We must have arrived in Zurich by early afternoon. Being tourists and new to this whole thing, we spent a while staring as a bus stop, trying to figure out how it worked before it finally dawned on us that the bus stop was not in fact finished or in service. So we walked instead, down the river, saw the Uni-Poli Rudermatch, won by whoever was in blue, and then into the Fraumünster. My blog notes that They’re very proud of their stained glass windows, particularly the ones at the back (?) which were very modern, all flowing lines. I preferred the rainbow coloured traditional ones. These days I’m definitely more a fan of the modern style.

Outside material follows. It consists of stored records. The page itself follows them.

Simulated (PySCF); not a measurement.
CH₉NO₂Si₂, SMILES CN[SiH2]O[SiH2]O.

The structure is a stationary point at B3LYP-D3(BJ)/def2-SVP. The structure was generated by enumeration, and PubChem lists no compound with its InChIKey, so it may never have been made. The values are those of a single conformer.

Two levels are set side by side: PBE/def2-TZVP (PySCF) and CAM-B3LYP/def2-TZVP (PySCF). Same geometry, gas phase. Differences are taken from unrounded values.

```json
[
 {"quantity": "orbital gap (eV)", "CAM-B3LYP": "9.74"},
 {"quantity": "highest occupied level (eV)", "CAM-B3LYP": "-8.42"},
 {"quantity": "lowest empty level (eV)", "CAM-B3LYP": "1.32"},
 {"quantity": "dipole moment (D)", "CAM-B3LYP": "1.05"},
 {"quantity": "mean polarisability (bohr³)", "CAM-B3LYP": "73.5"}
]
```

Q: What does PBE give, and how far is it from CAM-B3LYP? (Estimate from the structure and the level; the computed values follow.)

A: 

At some point we bought day tickets and hopped on and off trams and buses. We stopped at the first Starbucks Angela had seen since leaving the States, back when Starbucks wasn’t quite so ubiquitous across Europe, and possibly the last time this non-coffee-drinker went in one. We prowled the outskirts of the city and apparently took zero photos. And when it got really dark, we came back to the Hauptbahnhof and wandered up and down the streets, looking in expensive shops that were closed by now. I was particularly taken by the Swarovski shop, which had glittery stuff in its windows. But I also liked other things – the random colourful windows of a building we passed, the lighting of the escalator down to the subway, the fountain outside the station.

 

We stopped in an English pub for fish & chips and beer and then we wandered Zurich a little bit more before getting the train back, presumably getting home to Neuchâtel pretty late.

It’s odd looking back at it, how few photos I took. People can be derisive about “seeing places through a camera lens” but if I didn’t have the photos and a blog (of less than 500 words!) I’d hardly remember that the trip ever happened. I have 41 photos. Three of them are of that crystal Christmas tree, six are of the underground portion of the station. But I remember how much Angela liked the row of seagulls on the fence by the river, because I took a photo of them for her. I remember the lighting for no other reason than the photos. I had no idea until I re-read the precious blog what we’d eaten and drunk. Photos are important and no one should be accused of “not appreciating it properly” just because they’re taking pictures.